Taking the classic stop-time riff from Willie Dixon's "Hoochie Coochie Man," Muddy Waters turns in his own classic, a fully realized refinement of the earlier song, distilled to some pop-worthy hooks like the monstrous riff and the spelled-out "M-A, child - N." The song takes the braggadocio of the former song to new, more confident heights. On the original 1955 recording featuring the legendary Chess Records lineup of Little Walter Jacobs on harp, Jimmy Rogers on guitar, Elgin Evans on drums, Otis Spann on piano, Big Crawford on bass, and Waters on vocals and a slide guitar, Waters testifies to his masculine power, spurred on by whoops and hollers in the background, like a congregation calling out "amens!"

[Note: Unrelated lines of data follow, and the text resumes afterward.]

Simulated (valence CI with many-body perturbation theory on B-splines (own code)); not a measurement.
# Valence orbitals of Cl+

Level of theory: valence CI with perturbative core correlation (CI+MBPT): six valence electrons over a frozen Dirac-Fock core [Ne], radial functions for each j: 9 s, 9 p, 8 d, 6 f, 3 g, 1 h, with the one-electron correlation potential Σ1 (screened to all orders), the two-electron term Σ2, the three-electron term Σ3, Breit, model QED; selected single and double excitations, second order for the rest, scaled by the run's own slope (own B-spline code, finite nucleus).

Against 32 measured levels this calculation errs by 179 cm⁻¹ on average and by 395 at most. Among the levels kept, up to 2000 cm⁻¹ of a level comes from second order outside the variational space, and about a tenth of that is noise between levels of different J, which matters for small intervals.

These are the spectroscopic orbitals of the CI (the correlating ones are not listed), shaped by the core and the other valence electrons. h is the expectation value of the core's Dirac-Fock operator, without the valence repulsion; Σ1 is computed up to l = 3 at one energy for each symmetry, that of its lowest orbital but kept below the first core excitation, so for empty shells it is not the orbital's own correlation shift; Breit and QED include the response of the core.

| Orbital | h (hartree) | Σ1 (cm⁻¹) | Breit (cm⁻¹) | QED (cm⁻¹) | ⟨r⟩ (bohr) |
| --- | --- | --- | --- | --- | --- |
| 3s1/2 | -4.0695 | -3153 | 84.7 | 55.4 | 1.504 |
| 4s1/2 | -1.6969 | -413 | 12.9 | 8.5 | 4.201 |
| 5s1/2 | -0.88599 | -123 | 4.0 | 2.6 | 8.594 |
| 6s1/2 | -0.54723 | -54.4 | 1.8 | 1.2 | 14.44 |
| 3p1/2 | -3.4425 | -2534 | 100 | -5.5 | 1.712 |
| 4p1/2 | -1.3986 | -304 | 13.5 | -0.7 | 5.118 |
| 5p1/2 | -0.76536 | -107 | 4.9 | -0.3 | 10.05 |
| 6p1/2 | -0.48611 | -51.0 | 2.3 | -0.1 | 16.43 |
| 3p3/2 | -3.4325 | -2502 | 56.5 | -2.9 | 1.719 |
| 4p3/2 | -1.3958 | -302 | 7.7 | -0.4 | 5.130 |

Bo Diddley had taken the stomp riff from "Hoochie Coochie Man" for his own 1955 song "I'm a Man," which Waters answered in kind with "Mannish Boy." Waters is a powerful, swaggering presence at the top of his game here: "Now when I was a young boy, at the age of five/My mother said I was, gonna be the greatest man alive/But now I'm a man, way past 21/Want you to believe me baby/I had lots of fun/I'm a man." He turns some of the lyrics from "Hoochie Coochie Man" on their head, so that the Hoodooo item "John the conqueror root" becomes the thing that everyone thought they heard the first time, "Johnny Conkeroo." "The line I shoot will never miss/When I make love to a woman/She can't resist/I think I go down/To old Kansas Stew/I'm gonna bring back my second cousin/That little Johnny Conkeroo."
The song is a standard, with all the heavyweights covering it, from Jimi Hendrix's acid blues version, to the Rolling Stones' faithful and ebullient cover on Love You Live (1977). Waters himself recorded the song again in 1977 with Johnny Winter for Hard Again. It is an excellent recording with some top-notch sidemen who offer a very spirited performance. James Cotton wails on the harmonica, filling up the mix with his riff.